Professor John Yoo
John Yoo is the Emanuel Heller Professor of Law at the University of California at Berkeley, a Visiting Scholar at the American Enterprise Institute, and a Visiting Fellow at the Hoover Institution, Stanford University. At Berkeley, Professor Yoo directs the Public Law and Policy program and the Korea Law Center.
Professor Yoo has published almost 100 scholarly articles on subjects including national security, constitutional law, international law, and the Supreme Court. He also regularly contributes to the editorial pages of The Wall Street Journal, New York Times, Washington Post, Los Angeles Times, and National Review,among others. He has also been a columnist for his hometown newspaper, The Philadelphia Inquirer.

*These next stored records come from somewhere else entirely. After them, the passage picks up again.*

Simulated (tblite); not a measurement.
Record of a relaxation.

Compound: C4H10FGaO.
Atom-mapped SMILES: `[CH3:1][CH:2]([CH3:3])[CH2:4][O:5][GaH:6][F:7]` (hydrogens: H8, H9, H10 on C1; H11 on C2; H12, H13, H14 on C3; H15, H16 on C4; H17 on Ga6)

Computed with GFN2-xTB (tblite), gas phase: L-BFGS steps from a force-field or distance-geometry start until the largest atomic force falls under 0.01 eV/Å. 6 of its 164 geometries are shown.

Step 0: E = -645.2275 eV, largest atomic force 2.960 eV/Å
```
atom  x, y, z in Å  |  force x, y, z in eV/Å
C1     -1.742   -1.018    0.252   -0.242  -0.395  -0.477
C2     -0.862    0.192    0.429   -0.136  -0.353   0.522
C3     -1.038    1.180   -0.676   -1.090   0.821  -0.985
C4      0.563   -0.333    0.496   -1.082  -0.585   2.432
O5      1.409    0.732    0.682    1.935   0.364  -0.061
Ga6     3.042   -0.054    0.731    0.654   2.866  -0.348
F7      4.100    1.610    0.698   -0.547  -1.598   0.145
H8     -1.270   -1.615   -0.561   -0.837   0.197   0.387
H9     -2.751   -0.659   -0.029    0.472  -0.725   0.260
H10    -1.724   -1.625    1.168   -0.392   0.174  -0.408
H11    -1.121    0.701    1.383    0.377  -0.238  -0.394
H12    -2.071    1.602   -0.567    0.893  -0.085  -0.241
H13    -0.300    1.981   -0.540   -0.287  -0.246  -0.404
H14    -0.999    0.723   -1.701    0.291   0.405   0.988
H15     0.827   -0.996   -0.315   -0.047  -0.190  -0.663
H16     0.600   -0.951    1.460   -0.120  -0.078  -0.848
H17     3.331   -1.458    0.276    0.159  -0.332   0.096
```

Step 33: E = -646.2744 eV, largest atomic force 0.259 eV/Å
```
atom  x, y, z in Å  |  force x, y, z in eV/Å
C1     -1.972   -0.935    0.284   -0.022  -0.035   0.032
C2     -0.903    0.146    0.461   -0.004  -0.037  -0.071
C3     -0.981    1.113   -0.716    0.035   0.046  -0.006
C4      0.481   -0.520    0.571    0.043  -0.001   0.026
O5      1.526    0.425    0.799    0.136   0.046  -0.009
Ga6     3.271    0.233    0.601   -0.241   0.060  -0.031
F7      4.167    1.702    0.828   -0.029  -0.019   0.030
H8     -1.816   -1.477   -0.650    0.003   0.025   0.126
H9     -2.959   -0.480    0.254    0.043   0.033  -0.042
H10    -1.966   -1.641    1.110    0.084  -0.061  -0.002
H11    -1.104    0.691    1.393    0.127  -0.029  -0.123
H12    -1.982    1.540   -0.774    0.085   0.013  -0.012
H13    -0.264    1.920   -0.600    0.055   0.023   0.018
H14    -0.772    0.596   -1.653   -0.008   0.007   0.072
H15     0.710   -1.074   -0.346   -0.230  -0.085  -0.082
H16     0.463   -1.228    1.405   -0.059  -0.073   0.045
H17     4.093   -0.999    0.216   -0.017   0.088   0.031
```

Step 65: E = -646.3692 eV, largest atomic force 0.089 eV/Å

Professor Yoo graduated from Yale Law School and summa cum laude from Harvard College.
Dr. Steven F. Hayward
Steven F. Hayward is currently senior resident scholar at the Institute of Governmental Studies at UC Berkeley, a visiting lecturer at Berkeley Law and the Goldman School of Public Policy, and a senior fellow with the Pacific Research Institute. He was previously the Ronald Reagan Distinguished Visiting Professor at Pepperdine University’s Graduate School of Public Policy, and was the inaugural visiting scholar in conservative thought and policy at the University of Colorado at Boulder in 2013-14. From 2002 to 2012 he was the F.K Weyerhaeuser Fellow in Law and Economics at the American Enterprise Institute in Washington DC.
He writes frequently for the Wall Street Journal, New York Times, Washington Post, National Review, the Washington Examiner, the Claremont Review of Books, and other publications. The author of six books including a two-volume chronicle of Reagan and his times entitled The Age of Reagan: The Fall of the Old Liberal Order, 1964-1980, and The Age of Reagan: The Conservative Counter-Revolution, 1980-1989, and the Almanac of Environmental Trends. His most recent book is Patriotism is Not Enough: Harry Jaffa, Walter Berns, and the Arguments That Redefined American Conservatism. He writes daily on Powerlineblog.com, one of the nation’s most read political websites.